A new leak from Kopite7kimi says the GeForce RTX 5090 could feature a 512-bit memory bus. The graphics card is due to launch sometime in 2023. It is said be manufactured on TSMC's 3 nm node and feature GDDR7 memory.

https://www.notebookcheck.net/Nvidia-GeForce-RTX-5090-could-feature-a-significantly-higher-memory-bus-than-the-RTX-4090.736793.0.html

NikoB

This is all useless due to the shameful speed of the x86 memory controllers. What's the point of super-fast VRAM if seamless level loading is limited by system memory bandwidth, which is more than 14 times less than the speed of the future 5090?

The shame of x86 is growing. x86 is at a dead end due to architectural flaws.

At the same time, servers are using HBM memory with a speed of more than 700 GB / s with might and main.

x86 is an increasingly less balanced architecture, in which literally everything is sewn with white thread and consists of many crutches, like senseless attempts to increase the L3 cache (they have already reached L4). For sustainable performance, it's all dead poultices until the RAM bandwidth is increased by at least 5 times immediately, like on the Apple M2 Max.

LL

To the writer. You say in the opening text the card will arrive 2023 - i believe a typo - but in main text 2025.

hehehaha

Quote from: NikoB on July 27, 2023, 14:10:23This is all useless due to the shameful speed of the x86 memory controllers. What's the point of super-fast VRAM if seamless level loading is limited by system memory bandwidth, which is more than 14 times less than the speed of the future 5090?

The shame of x86 is growing. x86 is at a dead end due to architectural flaws.

At the same time, servers are using HBM memory with a speed of more than 700 GB / s with might and main.

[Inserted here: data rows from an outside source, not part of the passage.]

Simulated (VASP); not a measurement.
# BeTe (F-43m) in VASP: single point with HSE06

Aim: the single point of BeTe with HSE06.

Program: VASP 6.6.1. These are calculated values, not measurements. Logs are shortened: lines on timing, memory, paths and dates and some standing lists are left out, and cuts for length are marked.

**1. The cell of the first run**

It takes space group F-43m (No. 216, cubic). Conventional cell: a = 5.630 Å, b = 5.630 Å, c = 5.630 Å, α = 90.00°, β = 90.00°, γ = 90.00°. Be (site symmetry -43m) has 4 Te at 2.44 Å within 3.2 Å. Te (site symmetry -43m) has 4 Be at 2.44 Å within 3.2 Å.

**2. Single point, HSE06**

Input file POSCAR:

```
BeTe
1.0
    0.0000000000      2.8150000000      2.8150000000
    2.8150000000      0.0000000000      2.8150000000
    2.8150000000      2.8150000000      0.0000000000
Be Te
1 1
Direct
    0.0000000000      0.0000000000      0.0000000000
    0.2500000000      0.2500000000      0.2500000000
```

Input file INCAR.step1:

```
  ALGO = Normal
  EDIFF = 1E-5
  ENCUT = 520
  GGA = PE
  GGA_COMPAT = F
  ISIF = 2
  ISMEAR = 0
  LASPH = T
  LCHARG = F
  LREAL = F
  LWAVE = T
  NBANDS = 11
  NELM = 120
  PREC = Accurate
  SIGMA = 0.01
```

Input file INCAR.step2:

x86 is an increasingly less balanced architecture, in which literally everything is sewn with white thread and consists of many crutches, like senseless attempts to increase the L3 cache (they have already reached L4). For sustainable performance, it's all dead poultices until the RAM bandwidth is increased by at least 5 times immediately, like on the Apple M2 Max.

system ram only limits load times but even that would be reduced with direct storage in windows 11.
otherwise cpu limitations play a bigger role than ram alone. any increase in l3 cache would mean increase in memory access latencies, addressing l3 cache latencies would mean an increase in power consumption even at idle.

in yesteryears gpu performance would never increase at this rate, gpu performances have been increasing because power levels are now skyhigh, it would never be acceptable a decade ago for a gpu to consume 600w.
if we allowed cpus to consume 600w too, i'm sure there wouldn't be any issue with cache or ram but not many gamers would accept a 1500w pc just to run counter-strike.


LL

Quotegpu performances have been increasing because power levels are now skyhigh

Ypu know nothing what you talking about. I say this plain and simple for clearness.

How much energy do these 2 cards spend making the render of Blender benchmark in a 4090 GPU vs a let's say a 1080 Ti card.

4090  have 13081.58 points
1080 Ti   have 879 points

So you need to have the 4090 spending more than 14.8x de energy for them to be equal in energy spending while rendering the 3 scenes of said benchmark.




LL

1080ti spends 14.8 more time rendering the 3 scenes and has a 250w TDP while the 4090 has only an increase to 450w tdp which is not even the double power.

So the 4090 is more than 7x more economical than 1080ti in Blender GPU rendering.

NikoB

The trouble is that a really new level of virtual reality in games requires not 7-10 times, but 10,000-70,000 times more performance from a consumer chips. Moreover, the ordinary level, and not top segment. It's a dead end of silicon. It is a fact.